Editors Note: This may seem like an ad for IKEA but for those of you interested in the field of design this post will give you an idea of the design concerns of one company. Aesthetics are only part of the picture. Issues of resourcing, global economies, and environmental impact are of equal concern.
Whenever I drive on the freeway, north out of Oakland, I pass a giant IKEA store with its instantly recognizable blue and yellow exterior.
I’ve spent hours inside this Emeryville IKEA wandering along their convoluted pre-determined shopping path on my way to the big warehouse and checkout area. Over the years I’ve come to own a fair number of their items – large and small and they are in nearly every room of my house.
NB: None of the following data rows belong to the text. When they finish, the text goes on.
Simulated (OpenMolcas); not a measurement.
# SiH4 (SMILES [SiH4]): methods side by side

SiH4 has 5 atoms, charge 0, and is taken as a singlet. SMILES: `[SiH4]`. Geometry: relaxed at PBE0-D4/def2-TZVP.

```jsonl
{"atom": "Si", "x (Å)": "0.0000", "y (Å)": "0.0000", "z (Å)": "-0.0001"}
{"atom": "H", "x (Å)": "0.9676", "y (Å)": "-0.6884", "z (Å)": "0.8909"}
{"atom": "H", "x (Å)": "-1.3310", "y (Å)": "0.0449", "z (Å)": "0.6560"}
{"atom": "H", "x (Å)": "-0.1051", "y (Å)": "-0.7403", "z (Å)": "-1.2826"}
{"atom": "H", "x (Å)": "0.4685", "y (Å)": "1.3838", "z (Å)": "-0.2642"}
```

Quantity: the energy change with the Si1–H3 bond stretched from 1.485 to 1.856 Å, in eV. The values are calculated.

So that brings me to the point of this blogpost… Lets take a quick look at IKEA and its design vision.
They were founded in 1943 in Sweden by Ingvar Kamprad (the “I K” of IKEA).
There are approximately 200,000 employees and over 390 stores located in 48 countries. In 2016 IKEA generated nearly $39 billion USD (34.2 billion Euro) in sales.
The company’s products are so ubiquitous in Europe it has been estimated that 1 out of every 10 people living there was conceived on a bed sold by IKEA.
IKEA is also the third largest consumer of lumber and wood byproducts in the world (behind Home Depot and Lowes but ahead of Walmart).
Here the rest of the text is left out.